Since 1967 plaintiffs Lorraine V. Hanson and Vera L. Coffee have owned the land described as: "The North Half of the North Half (N½N½), and Lots One (1), Two (2), Three (3), and Four (4), together with all accretions thereto, of Section Twenty-six (26), Township Twenty-one (21) North, Range Fifty-three (53) West of the Sixth (6th) Principal Meridian, containing 268 acres more or less, according to Government survey; and in addition all accretion lands to said described real estate," subject to a life estate of the third plaintiff, Elizabeth M. Hardt.
The land in question is a 93-acre plot of land suited primarily for agricultural purposes, located on the north side of the North Platte River. This land is bordered on the east by the Nine Mile Drain. The Nine Mile Drain intersects with the North *294 Platte River at roughly a 90° angle. Thus, on two sides of plaintiffs' land there are flowing bodies of water.

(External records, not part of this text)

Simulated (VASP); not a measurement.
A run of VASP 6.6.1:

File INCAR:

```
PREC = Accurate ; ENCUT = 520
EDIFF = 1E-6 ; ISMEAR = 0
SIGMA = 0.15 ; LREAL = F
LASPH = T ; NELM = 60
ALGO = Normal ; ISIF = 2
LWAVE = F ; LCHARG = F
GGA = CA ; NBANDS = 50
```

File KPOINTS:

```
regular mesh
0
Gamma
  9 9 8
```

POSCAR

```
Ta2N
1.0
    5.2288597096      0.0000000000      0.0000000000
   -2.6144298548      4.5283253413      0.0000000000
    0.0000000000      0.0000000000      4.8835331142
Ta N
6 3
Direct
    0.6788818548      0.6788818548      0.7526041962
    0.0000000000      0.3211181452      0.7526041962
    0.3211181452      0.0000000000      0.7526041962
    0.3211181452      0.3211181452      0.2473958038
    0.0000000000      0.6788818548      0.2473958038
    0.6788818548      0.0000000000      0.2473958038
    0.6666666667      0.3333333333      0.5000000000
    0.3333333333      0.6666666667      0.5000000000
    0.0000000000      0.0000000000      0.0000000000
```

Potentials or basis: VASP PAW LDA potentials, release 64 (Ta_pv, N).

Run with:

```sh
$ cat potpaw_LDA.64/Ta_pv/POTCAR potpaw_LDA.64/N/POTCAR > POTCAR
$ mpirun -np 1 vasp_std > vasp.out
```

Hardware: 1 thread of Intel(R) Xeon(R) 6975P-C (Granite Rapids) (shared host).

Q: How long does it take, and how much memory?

At the mouth of the Nine Mile Drain a diversion structure has been built and maintained. This diversion structure causes some of the water flowing out of Nine Mile Drain to be channeled into a canal owned by Short-Line Irrigation District instead of flowing totally into the North Platte River.
In 1971 the river was very high, flooding and washing out what existing diversion there was. In 1972 concrete and rock riprap was added to make the diversion more permanent and secure. In 1975 more structural modifications were made. Steel pilings were placed in the mouth of the drain. This created a throat through which the water from Nine Mile Drain could run unchecked into the North Platte River. During irrigation season boards were placed between these pilings, thus diverting water into Short-Line's canal. When irrigation season was over these boards would be removed, allowing the water to flow freely into the river again. The structure caused the water level in Nine Mile Drain to be raised above the level of the river.
Of plaintiffs' 93 acres of land, a 30-acre triangle, located in the southeast corner of their land, is continually wet, and therefore does not have as high a per-acre yield as the remaining 60 acres in the parcel. Two sides of this triangle are bordered by water, the North Platte River on the south and Nine Mile Drain on the east. Plaintiffs, while admitting this land has never yielded particularly well, claim their per-acre yield from this land has gotten worse since the above-described structural changes were made in the diversion at the mouth of Nine Mile Drain.
In support of their claim plaintiffs adduced the expert testimony of Mr. Wilbur Rogers. He had ample credentials to establish his expertise in the fields of geology and hydrology. He testified on the basis of his experience with underground waterflow in the general area, and on general rules applying to such flows, that the underground water in this area flowed parallel to that of the flow of the river. That is, it flowed in an east-southeasterly direction. He went on to discuss the effect Nine Mile Drain would have as a body of water flowing north to south, cutting across the path of the underground flow.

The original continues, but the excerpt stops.